Does it really matter if the RBA cuts again?
The Reserve Bank of Australia opted to leave interest rates on hold. But with key parts of the economy in decline, it may be just a matter of time before it has to cut again. The question is: how effective will a rate cut be?
It’s generally folly to predict whether the RBA will raise, cut or hold rates steady. And fortunately, we’ve not needed to predict economic data to know that we should be avoiding some sectors. Deteriorating individual company economics in some sectors and virtually insane valuations in others have both been sufficient to warn us, for example, to stay away from consumer facing stocks, and especially those demonstrating strong overseas growth priced for indefinite continuity. And our bias has had a lot to do with the outlook for the housing construction and retail sectors, which you might appreciate are the third and second largest employment sectors in Australia respectively.
So, what do we know?
- We know that residential approvals fell off a cliff late last year and earlier this year. Dwelling approvals have fallen from circa 280,000 dwellings at the peak to less than 170,000 dwellings. That’s a fall of 40 per cent.
- We know that approvals must lead construction activity, so at some point in the next six months housing construction activity is going to collapse.
- We know that the construction industry employs 9.6 per cent of the workforce and 37 per cent of those people are employed directly in residential construction. That’s 3.5 per cent of the workforce employed in residential construction which is about to decline 40 per cent.
- That means income growth for these workers (tradies etc.) is about to turn negative.
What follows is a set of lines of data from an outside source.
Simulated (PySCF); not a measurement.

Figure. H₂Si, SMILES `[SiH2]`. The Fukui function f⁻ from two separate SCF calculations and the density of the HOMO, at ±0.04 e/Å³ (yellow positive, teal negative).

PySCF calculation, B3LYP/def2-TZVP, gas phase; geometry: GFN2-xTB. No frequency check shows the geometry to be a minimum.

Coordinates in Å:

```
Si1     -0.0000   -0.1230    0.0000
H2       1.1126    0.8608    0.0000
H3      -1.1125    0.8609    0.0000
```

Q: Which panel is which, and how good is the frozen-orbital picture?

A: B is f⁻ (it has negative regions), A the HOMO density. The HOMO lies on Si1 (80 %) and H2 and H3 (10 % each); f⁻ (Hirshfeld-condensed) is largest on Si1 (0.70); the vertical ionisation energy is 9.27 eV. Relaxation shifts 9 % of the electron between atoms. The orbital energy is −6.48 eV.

- Having spoken to several of Australia’s and NSW’s largest privately-owned house and land (H&L) package developers, we know that their pipeline is already down 50 per cent. Without a circuit-breaker (rate cut and looser credit availability) they will be laying off staff by Christmas. As an aside we also know that national vehicle sales have collapsed and listed car dealers such as AHG have downgraded. A dealer principal I have spoken to is laying off staff already.
- We know that the listed H&L developer Villaworld reported a greater-than-50 per cent decline in unit sales volume half-on-half earlier this year and we know that the listed AV Jennings reported a 90 per cent decline in profits (albeit unadjusted). More recently, Villaworld provided its 3Q19 update which underlined a continuation of weak conditions. In the four months to 30 April 2018, the company generated 266 sales or an average of 66 per month. To put this in perspective, in 2018, the company was selling 149 per month. The current run rate is the lowest since FY13.
- We can safely conclude that without said circuit breaker, already-anemic national wage growth will slow further and national unemployment will rise.
- As Figure 1 shows, the April employment index dropped from 6 in March to -1 in April. Given the points above, this should not come as a surprise. It is the weakest reading since January 2016 and the sharpest one-month fall since the GFC.
- The Reserve Bank of Australia (RBA) has excused its neutral stance by pointing to ongoing strength in the labor market.
More recently, the RBA has acknowledged that rates need to be lowered if unemployment increases.
Figure 1. A strong signal for the RBA to cut rates
- It’s worth thinking about how a sharper-than-currently-expected slowdown in the Australian economy may affect the growth of businesses in your portfolio as well as their price multiples. Remember, sell side analysts tend to be slow in downgrading expectations, preferring to wait for company guidance. It’s also worth considering how effective a rate cut, combined with a reduction in APRA’s 7.25 per cent stressed mortgage assessment rate might be at re-stimulating lending, house prices and construction activity.